Minimizing low temperature emissions through advances in metal oxide catalysts, supports and traps

Todd  Toops, Oak Ridge National Laboratory

Removing the harmful pollutants in automotive exhaust has been an intense focus of the automotive industry over the last several decades. Current state-of-the-art catalysts achieve 90% conversion of pollutants between 200 °C and 350 °C and consequently, more than 50% of the emissions occur in the first 2-3 minutes under cold-start or idling conditions. While such performance enables meeting current emission standards, as emissions regulations become more stringent meeting the emission regulations will require increased activity during this warm-up period. To further complicate matters, the increased Corporate Average Fuel Economy (CAFE) standards that will be implemented over the next decade will result in the introduction of more fuel-efficient engines. This will result in lower exhaust temperatures, which further necessitates the need for increased emissions control activity at low temperatures. These low temperature issues are expected to affect a wide range of powertrain options to meet the fuel economy standards including diesel vehicles, gasoline-powered vehicles, and hybrid electric vehicles.

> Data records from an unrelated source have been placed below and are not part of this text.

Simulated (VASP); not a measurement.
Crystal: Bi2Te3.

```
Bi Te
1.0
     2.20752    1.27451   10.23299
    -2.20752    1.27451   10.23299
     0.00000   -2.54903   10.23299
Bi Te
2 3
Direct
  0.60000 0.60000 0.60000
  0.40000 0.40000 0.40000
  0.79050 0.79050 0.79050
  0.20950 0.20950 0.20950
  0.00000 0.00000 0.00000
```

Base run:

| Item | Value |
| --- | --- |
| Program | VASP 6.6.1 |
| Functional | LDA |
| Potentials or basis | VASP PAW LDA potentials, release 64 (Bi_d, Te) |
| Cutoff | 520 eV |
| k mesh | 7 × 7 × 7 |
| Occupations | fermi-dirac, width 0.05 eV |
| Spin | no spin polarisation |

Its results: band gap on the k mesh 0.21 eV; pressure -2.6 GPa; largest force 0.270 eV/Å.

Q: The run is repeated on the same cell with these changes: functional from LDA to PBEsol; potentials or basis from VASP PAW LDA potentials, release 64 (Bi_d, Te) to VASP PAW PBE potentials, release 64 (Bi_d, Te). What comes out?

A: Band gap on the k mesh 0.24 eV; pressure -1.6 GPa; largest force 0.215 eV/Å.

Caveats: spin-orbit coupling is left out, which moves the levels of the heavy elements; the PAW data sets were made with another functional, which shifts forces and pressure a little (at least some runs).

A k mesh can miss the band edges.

This presentation will outline ongoing research to minimize criteria emissions through the optimization of metal oxides for catalysis, catalytic supports, and as trap materials. The first area that will be discussed is the study of improvements of conventional PGM-based oxidation catalysts with a focus on how modifying the metal oxide support can lead to improved activity. The second approach discussed will be the investigation of novel metal-oxides that are not currently being used in emissions control catalysts, with an emphasis on non-PGM materials. The third system discussed will highlight trap materials and what temperatures a family of materials is active for hydrocarbons and NOx.